Monthly Archives: June 2017

Randy Newman Scores “Cars 3”

It’s always a pleasure to interview composer Randy Newman, and even more fun to attend a recording session for one of his movie scores. Newman loves the orchestra — and they love him, as you’ll read in a story for this week’s Variety — and for Cars 3, he used no fewer than 107 musicians. That’s more than most Star Wars movies. At 73, Newman is still at the top of his game, crafting a fine, expressive, even classically styled score for the latest Pixar film (his eighth; he’s won two Oscars and been nominated six more times for his songs and scores for such previous hits as Toy Story 1, 2 and 3, A Bug’s Life and Monsters Inc.) Pixar czar John Lasseter even showed up while we were at the session, and he raves about Newman yet again.
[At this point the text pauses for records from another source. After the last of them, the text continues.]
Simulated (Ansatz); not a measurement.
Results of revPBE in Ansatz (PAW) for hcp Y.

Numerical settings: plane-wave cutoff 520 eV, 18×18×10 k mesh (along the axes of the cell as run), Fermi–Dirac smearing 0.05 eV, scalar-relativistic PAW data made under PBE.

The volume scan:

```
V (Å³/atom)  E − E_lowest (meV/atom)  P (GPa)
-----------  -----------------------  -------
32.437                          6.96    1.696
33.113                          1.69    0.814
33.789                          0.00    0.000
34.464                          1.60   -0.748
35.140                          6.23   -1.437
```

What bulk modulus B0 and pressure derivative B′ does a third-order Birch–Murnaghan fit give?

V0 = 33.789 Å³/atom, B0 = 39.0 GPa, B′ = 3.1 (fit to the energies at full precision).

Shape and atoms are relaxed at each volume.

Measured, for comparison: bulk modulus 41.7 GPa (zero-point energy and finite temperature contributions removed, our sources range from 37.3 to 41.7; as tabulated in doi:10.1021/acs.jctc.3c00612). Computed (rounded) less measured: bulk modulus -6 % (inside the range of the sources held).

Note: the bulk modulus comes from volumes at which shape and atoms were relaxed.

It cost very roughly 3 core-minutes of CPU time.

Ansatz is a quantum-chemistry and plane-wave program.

Brian Tyler’s massive new “Mummy” score

Composer Brian Tyler (The Fate of the Furious, Avengers: Age of Ultron) penned more than two hours of music for Universal’s remake of The Mummy, including a massive orchestra and choir recorded earlier this year at London’s Abbey Road. I interviewed Brian for Variety, which asked me to place the new Mummy score in the context of previous musical efforts along these lines — which gave me a chance to link to excerpts from past scores by James Dietrich, Hans J. Salter, Franz Reizenstein and Jerry Goldsmith. And not only did Back Lot Music gave us an exclusive four-minute track, but Tyler clued us in to an “Easter egg” of a hat-tip to Goldsmith that he quietly inserted into his own score.

Emmy’s new Music Supervision category

To launch this season’s Variety coverage of the Emmy race in the music categories, I talked with a TV Academy governor and five music supervisors who may be possible nominees (for such diverse series as Halt & Catch Fire, Outsiders, Empire, Star, 13 Reasons Why and Ray Donovan) in the new category of Outstanding Music Supervision. Voters will judge these shows on the best use of songs (both original and licensed) in their dramatic contexts. For a second story about this year’s scores and songs, I interviewed the composers and songwriters of four of the season’s most talked-about TV shows: The Crown, Feud and Stranger Things and, for songs, that musical episode of The Flash.